Space Week 2019: After Chandrayaan 2, ISRO's upcoming interplanetary missions to Mars, Venus, the Sun

The Vikram lander and Pragyan rover, part of India's first attempt to land on the moon with the Chandrayaan 2 mission, appear to be incommunicado on the moon's surface after a failed 7 September crash landing. But the Indian Space Research Organisation's (ISRO's) has a packed couple of years ahead, with a string of interesting (and interplanetary) projects on its to-do list in the near-future.
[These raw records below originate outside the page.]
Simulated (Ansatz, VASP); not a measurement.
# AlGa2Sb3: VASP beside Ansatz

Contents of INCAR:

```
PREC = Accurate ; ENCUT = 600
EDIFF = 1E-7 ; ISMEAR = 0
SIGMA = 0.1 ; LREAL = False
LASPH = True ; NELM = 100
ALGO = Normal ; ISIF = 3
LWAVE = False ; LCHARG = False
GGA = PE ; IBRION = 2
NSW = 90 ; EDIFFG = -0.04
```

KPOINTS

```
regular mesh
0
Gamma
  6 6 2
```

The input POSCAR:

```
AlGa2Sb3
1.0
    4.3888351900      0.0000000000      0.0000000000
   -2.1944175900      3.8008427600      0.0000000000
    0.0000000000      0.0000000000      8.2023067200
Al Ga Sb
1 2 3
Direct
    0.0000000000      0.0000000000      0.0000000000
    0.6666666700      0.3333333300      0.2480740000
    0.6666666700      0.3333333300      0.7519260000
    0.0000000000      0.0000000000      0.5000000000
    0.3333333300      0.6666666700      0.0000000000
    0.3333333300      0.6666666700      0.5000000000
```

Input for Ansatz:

The Chandrayaan 2 mission (and the Gaganyaan manned mission planned for 2022 are two of the better-known, bigger-budget missions, but far from the only ones for which work is underway. The agency is also working on a total of seven interplanetary missions in the coming decade. Among the destinations are Mars, the Moon, Venus, the Sun's corona and interplanetary space to study space.

The first of these will be in April 2020, with the Aditya-L1 mission to the Sun.

April 2020 (estimated): Aditya-L1 mission

The Aditya-L1 mission is ISRO's first planned probe to study the Sun's corona and its atmosphere. The corona is the outer layer of the Sun, which extends thousands of km above the visible disc around it.

The Parker probe begins the first of its seven revolutions of Venus in a gravity assist en route the Sun. Image courtesy: NASA

The Parker probe begins the first of its seven revolutions of Venus in a gravity assist en route the Sun. Image courtesy: NASA

Interestingly, it has temperatures over a million degree Kelvin — far higher than the surface of the Sun (6000 degrees Kelvin). How the corona gets heated to such high temperatures is still an unanswered question in solar physics, and something NASA's Parker probe is currently exploring.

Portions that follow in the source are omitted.